Exercise E5 Self-Induction
(written test, approx. 8 % of a 120-minute written test, SS2024)
A coil with a length of $30 ~\rm cm$ and a radius of $2 ~\rm cm$ has $500$ turns.
The current through the coil changes linearly from $0$ to $3 ~\rm A$ in $0.02 ~\rm ms$.
The arrangement is located in air ($\mu_{\rm r}=1$).
$\mu_0= 4\pi \cdot 10^{-7} ~\rm Vs/Am$
1. Calculate the (self-)inductance of the coil.
The formula for the induction of a long coil is:
\begin{align*}
L &= \mu_0 \mu_{\rm r} \cdot N^2 \cdot {{A}\over{l}} \\
&= 4\pi \cdot 10^{-7} {~\rm Vs/Am} \cdot (500)^2 \cdot {{\pi \cdot (2\cdot 10^{-2} ~\rm m)^2}\over{ 2 \cdot 10^{-2} ~\rm m}} \\
\end{align*}
$ L = 1.32 ~\rm mH$
2. Determine the induced voltage in the coil during the change in current.

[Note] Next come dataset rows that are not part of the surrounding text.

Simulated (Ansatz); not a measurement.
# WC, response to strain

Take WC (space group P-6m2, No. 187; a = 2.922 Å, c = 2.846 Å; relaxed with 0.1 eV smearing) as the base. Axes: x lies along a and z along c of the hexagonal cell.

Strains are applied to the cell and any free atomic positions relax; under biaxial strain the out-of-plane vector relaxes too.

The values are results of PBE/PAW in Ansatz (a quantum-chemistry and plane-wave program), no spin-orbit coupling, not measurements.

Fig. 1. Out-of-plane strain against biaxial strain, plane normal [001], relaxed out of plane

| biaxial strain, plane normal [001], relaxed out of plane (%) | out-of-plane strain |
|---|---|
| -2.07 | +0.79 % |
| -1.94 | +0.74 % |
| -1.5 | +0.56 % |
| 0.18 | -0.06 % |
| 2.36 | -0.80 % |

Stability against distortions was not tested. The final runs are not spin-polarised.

For the linear change of the current the formula of the induced voltage can also be linearized:
\begin{align*}
u_{\rm ind} &= - L \cdot {{ {\rm d} i }\over{ {\rm d} t }} \\
&\rightarrow - L \cdot {{ {\Delta} i }\over{ {\Delta} t }} \\
&= - 1.32 \cdot 10^{-3} \cdot {{3 A}\over{0.02 \cdot 10^{-3} s}}
\end{align*}
$ u_{\rm ind} = -197 ~\rm V$